The prize is made possible by Professor Friedrich Ulfers, Associate Professor of German at New York University. In the past he has served as Assistant Dean of the College of Arts and Science, the German Department’s Director of Undergraduate Studies, Director of the NYU in Berlin Summer, and Director of Deutsches Haus NYU. He has taught not only in the German Department, but also in NYU’s interdisciplinary programs, offering courses that engage a range of interests, including literary theory, continental philosophy, and the relationships between science, literature and philosophy.

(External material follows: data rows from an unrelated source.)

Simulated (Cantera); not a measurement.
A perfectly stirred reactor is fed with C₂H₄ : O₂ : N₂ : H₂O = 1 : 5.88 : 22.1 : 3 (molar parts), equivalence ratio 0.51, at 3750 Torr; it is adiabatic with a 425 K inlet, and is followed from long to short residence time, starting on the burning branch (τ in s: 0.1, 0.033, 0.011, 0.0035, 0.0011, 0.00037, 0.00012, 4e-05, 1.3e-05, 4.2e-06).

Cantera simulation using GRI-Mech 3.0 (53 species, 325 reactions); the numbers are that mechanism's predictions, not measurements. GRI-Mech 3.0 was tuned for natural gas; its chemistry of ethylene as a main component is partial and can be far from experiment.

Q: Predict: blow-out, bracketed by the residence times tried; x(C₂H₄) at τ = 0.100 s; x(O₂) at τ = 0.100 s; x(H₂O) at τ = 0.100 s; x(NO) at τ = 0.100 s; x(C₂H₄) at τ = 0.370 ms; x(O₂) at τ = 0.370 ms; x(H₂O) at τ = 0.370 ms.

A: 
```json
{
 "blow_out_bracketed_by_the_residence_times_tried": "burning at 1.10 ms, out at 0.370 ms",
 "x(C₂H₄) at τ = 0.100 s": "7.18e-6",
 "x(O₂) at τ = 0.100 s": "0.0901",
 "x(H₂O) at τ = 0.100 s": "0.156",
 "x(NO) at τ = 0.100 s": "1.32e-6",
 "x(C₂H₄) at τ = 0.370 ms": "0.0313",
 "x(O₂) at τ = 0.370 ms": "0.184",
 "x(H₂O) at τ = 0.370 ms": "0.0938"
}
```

The first recipient of the Friedrich Ulfers Prize was Carol Brown Janeway, a translator, author and senior executive at Alfred A. Knopf. She has published a large selection of German books for American readers, many of which she translated herself. The list includes The Reader by Bernhard Schlink, Measuring the World and Fame by Daniel Kehlmann, Perfume by Patrick Süskind, Guilt by Ferdinand von Schirach, among others.
 
From left to right: Martin Rauchbauer, Director, Deutsches Haus NYU, Carol Brown Janeway, Friedrich Ulfers, Daniel Kehlmann Photo: Isabelle Duverger
 
Martin Rauchbauer, the current Director of Deutsches Haus NYU, was delighted that Janeway was chosen, commenting that her ‘legendary translations and publications of writers such as Bernhard Schlink, Daniel Kehlmann, and Thomas Bernhard show how a single person can shape the perception of contemporary German-language literature in an entire country,’ giving some insight into the lengths to which she has gone to promote German literature in the US.

At the opening reception for the Festival Neue Literatur 2013, which was held at the Goethe-Institut New York’s SoHo office, Janeway was presented with a certificate signed by Professor Ulfers, a beautifully cut trophy sponsored by Swarovski Gems, and a $5,000 cash prize sponsored by Deutsches Haus NYU and Professor Ulfers.

Daniel Kehlmann, two of whose books Janeway has translated, gave a moving laudatio in her honor, and introduced her to the crowd by saying, ‘Some of us, those who neither write nor work in publishing, might not know it: Carol Brown Janeway is first and foremost a publisher. She translates for her own – and our – pleasure. She translates on the side and for recreation, translating is how she spends her holidays.’

He also praised her for the fact that ‘she creates a voice, which is close to the author’s original voice, but is an English version of it, something not equal, but equivalent.’ Janeway aims to preserve the feel of an author’s book through translation, instead of trying to remind readers that they are reading something that was first written in another language. Kehlmann emphasised this point by stating that ‘when it comes to translation theory, Carol is a dilettante, she is just incapable of understanding why it should be good for a writer to become unreadable in the process.’ He stressed the difference between what he called an ‘academic translator’ and Janeway, saying that academic translators are encouraged to maintain the syntax of the original language, whereas Janeway aims to maintain the content and voice of the original language.

He praised her ability to create something that is truly collaborative by ‘invent[ing] her own sentences alongside the writer’s sentences,’ which is part of her effort to create an ‘English version’ of the author’s voice. He also spoke about Janeway’s willingness to tackle a challenge: a chapter of his book Fame included a ‘skaz-language’ that he created in the novel, which he said he thought could be translated into pretty much any language except English, but he was able to convince Janeway to create an English equivalent of the ‘internet nerd chapter,’ which was filled with ‘her own ideas and jokes.’
 
Daniel Kehlmann presents his laudatio to the audience at the Festival Neue Literatur opening reception Photo: Gudron Olthoff
 
Janeway spoke at the reception as well, mentioning that the first author she acquired was a German author, Lothar-Günther Buchheim, who wrote Das Boot. The book went on to be a bestseller and was made into a film. In fact, several of Janeway’s books – be they translations of hers or books she has acquired – have been made into films, including The Reader and Perfume.

The evening was a celebration of translation and of the beginning of yet another wonderful Festival Neue Literatur. There were over 150 publishing and media professionals in attendance at the reception, and there was lively conversation preceding and following the speeches.

The 2014 winner of the Friedrich Ulfers Prize will be announced at the opening reception of the fifth annual Festival Neue Literatur in late February 2014.